Teneil Throssell’s origin story as Haai goes a long way to explaining her dense and tactile club music. Born in Karratha, Western Australia, and spending her formative gig-going years in Sydney, Throssell moved to London in her 20s as part of the psych-rock outfit Dark Bells. Initially turned off by what she saw as the strictures of dance music, her scepticism was undone by a chance trip to Berlin’s Berghain.
Dancing for hours to the club resident Ben Klock’s hypnotic, tunnelling techno, she realised what she had been missing. Pretty soon, the Haai sound clicked: part rough-hewn and psychedelic, part London bass culture by osmosis, and part sleepless weekend in Berlin. Take, for example, Haai’s 2021 track Keep on Believing, which opens with a bracing kick drum before charging through tempo shifts and skittering, half-submerged vocal snippets.

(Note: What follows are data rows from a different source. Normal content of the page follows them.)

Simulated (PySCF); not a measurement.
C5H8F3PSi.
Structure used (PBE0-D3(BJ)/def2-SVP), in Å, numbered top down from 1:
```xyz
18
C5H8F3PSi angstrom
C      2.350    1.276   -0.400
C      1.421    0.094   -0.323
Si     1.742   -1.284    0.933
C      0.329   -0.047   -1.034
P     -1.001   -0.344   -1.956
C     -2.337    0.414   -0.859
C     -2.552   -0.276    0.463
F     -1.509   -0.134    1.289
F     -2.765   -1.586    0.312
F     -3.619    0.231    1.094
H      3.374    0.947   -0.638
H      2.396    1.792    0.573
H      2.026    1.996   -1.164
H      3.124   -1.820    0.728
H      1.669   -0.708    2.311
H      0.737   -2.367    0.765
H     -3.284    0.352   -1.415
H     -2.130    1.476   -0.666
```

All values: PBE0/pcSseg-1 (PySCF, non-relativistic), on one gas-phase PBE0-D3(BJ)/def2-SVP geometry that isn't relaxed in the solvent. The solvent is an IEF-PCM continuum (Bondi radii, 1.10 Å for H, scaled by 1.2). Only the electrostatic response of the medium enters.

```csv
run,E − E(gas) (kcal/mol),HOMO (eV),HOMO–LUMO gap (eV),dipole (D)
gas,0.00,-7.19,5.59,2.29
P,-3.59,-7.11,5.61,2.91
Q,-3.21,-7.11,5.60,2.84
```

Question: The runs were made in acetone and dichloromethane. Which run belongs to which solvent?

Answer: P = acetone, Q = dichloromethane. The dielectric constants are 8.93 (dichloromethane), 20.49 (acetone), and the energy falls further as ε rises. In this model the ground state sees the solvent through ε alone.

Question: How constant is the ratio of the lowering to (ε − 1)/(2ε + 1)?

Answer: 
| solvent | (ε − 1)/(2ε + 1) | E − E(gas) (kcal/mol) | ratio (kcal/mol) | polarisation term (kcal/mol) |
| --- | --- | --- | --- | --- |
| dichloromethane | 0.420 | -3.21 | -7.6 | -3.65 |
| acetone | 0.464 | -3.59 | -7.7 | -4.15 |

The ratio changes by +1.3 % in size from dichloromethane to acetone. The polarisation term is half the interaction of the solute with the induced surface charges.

Haai’s ascension was swift; as she put it to the radio host Tim Sweeney: “I kind of came out of nowhere.” Throssell only learned to use a digital DJ set-up in the first week of what would become a two-year residency at the cult London club Phonox – a dream gig that cemented her bona fides in her adopted home town. She concluded the residency in 2018 just as she came into her own as a producer, leading to her 2020 breakout track, Head Above the Parakeets, which unfurls in a buzzing cacophony over seven mood-shifting minutes.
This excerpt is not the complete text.